Archive for the 'Doggy Zen (Leave It)' Category

Default Zen Remediation Week 2 (in pictures)

We’re progressing with Zen training even though I have not managed to do a solid training session every day. We do at least a bit every day, though. We’ve probably used another 300 treats or so out of our 1,000.

How I’ve been starting it is when my PCA brings me a meal, I usually still need to cue Zen (either “Leave It” if I’m verbal or “Eh!” if I’m not) and then after one or maybe two cues, we move to the food and my eating being the cue.

Barnum will now look up with anticipation for a training session when he hears me chewing. This would seem to be counterproductive, and I admit that I feel on the knife edge of creating a behavior chain, so I’m trying to head that off at the pass. I can pretty quickly now get him from sniffing at me or the food to backing up and ending up on his mat across the room.

I’ve reduced the number of repetitions — lowered rate of reinforcement in going for longer durations — and this means that sometimes he gets up from the mat and comes over. I’ve decided that if he wants to get on the bed to look out the window while I’m eating, that’s fine. Anything that maintains “ignoring food” as the goal behavior is OK. But if he comes back on the bed, looks out the window for a while, and then sniffs my food, he gets (as Sue Ailsby puts it), The Big Prize! Which is that he gets to go and lie in his crate for a couple of minutes and then be released. (No treat.)

Here are some pictures from a session a three days ago. This was after we had taken a break from formal sessions for a few days.

Sharon sits in bed with a plate of food on a tray in her lap. Barnum stands next to the bed, looking intently at Sharon's plate.

Beginning of Zen training session with lunch as the cue for “back off.”

Same image as above except Barnum's legs are blurred as he backs up away from the bed.

Barnum backs up after not getting clicked for staying put.

Same picture as above except Barnum has backed up so he's almost out of the frame.

Barnum backs up more.

Barnum stands on a blue and white rag rug next to the wall on the left side of the room. The bed is not visible except as a shadow on the floor on the right edge of the picture.

A couple more backward steps takes Barnum to his mat.

Same view as previous picture, except this time Barnum is lying on the rag rug, his head up and looking toward the bed, which just has a little corner visible on the right edge of the picture.

Next rep Barnum lies down on his mat.

Same picture as above except Barnum's head is resting on his front paws.

While not actually relaxed, Barnum is offering a more relaxed pose (and he sighed after putting his head down, earning a click).

Peace,

Sharon, the muse of Gadget, and Barnum, SD

P.S. I’m keeping my blogging to a minimum and trying to do less typing in general, including alt tags for the pictures, because I’m having repetitive strain issues with my hands. That’s scary because I spend all my time on the computer!

Default Zen Remediation

Or, “100 Treats Down, 900 to Go”

My current favorite dog blog is my friend Eileen’s blog (fittingly named Eileenanddogs). It’s unlike any other dog behavior or training blog I’ve read because

  1. Eileen is, like me, a training enthusiast (reads a lot, learns a lot from great trainers online, watches videos, trains her own dogs) but not a professional trainer, and
  2. she often blogs about her mistakes, including videos of her training mistakes, which is incredibly instructive AND validating, because we all make those mistakes! Well, I certainly do.

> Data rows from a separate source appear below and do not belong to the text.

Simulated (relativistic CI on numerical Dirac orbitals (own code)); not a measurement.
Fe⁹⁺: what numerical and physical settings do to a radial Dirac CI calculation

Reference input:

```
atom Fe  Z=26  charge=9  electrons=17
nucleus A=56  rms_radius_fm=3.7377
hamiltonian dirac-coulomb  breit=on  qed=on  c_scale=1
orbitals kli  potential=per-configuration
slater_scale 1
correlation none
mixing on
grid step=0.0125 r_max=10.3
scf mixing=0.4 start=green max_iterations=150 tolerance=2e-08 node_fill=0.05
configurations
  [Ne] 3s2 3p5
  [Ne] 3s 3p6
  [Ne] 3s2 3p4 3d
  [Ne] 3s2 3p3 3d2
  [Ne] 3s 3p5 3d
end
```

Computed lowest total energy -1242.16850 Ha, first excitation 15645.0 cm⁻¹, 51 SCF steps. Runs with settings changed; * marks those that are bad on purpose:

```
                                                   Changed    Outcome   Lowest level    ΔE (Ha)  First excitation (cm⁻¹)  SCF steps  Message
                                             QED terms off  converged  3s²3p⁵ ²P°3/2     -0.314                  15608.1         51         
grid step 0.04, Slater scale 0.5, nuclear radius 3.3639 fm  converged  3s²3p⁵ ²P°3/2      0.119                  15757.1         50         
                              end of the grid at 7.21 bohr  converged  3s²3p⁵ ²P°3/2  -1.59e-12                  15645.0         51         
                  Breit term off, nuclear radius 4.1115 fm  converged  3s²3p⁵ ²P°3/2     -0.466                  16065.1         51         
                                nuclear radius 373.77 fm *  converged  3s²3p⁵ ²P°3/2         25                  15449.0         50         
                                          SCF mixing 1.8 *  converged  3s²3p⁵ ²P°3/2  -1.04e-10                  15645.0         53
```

Today she posted about an idea she got from another dog blogger to train one behavior with 1,000 treats:

I love this because I tend to be a little unfocused in training and pass out treats for good behaviors, cute behaviors, behaviors I vaguely like, etc. . . . What if every trainer took 1,000 treats, really concentrated, and spent them wisely on one behavior?

Immediately I thought of the behavior I have been puzzling about how to fix lately: Zen. The frustrating thing is that Barnum can do a terrific zen (leave it) when he knows we’re training, and he will go into “training mode” after one or two repetitions, even if I use “real-world conditions,” like my dinner plate that has leftover food on it. But it doesn’t stick to the next real-world situation.

But then I thought, “What if I put all my training energy — small as it is — into Zen? And what if I required a form of Zen whenever we did any work or training for which he is getting reinforced?

So, I counted the treats I’d just gathered for the day, and added another bag for good measure. It added up to about 100. (There’s no way I’ll actually be able to keep an exact count; my memory and my math are not that good. But it’ll be close enough.)

I started with Zen from the beginning of the Training Levels and worked up super-fast. Then, I did treat-bag Zen and treat-hand Zen: No mugging the treat bag or treat hand anymore! If he was clicked for any behavior (whether Zen or something else), if he dove at my hand or the treat bag, I’d just wait (close my hand, close the bag) and treat only once he backed off. After ten repetitions of this, he seemed to get this for most of the rest of the day.

My big goal is to have Barnum stay well away whenever anyone is eating or there is any food in the room. He does sometimes go into his crate without cueing when one of my meals shows up, but just as often he doesn’t. He might hang around and ignore my food, but he also might hang around and get “nosey,” sniffing after things.

Today, when my food arrived, I cued Zen, and started with just having him move his nose back. I continued with uncued Zen, clicking for him being farther away. By partway through lunch (the first meal I tried this with), he was off the bed, across the room, lying against the wall. YAY!

We managed to replicate that, with only one or two lapses, for dinner, too.

I don’t know why it’s always such a surprise when I set out with a sensible training plan, stick to it, and discover that it works. It’s like this whole clicker training thing to which I’ve devoted a huge chunk of my life over the past dozen years actually is based on something logical, or something.

I wish I had a picture of Barnum at the beginning of lunch versus the end of lunch! Let’s see if I remember to keep it up tomorrow. (That’s part of the reason for posting about it; I tend to remember and keep up with things better if I write about them and share them with others.)

My end goal is the for the arrival of yummy-smelling food to be the cue for Barnum to go to his crate. Or if he doesn’t want to go into his crate, to go several feet away and stay away unless called.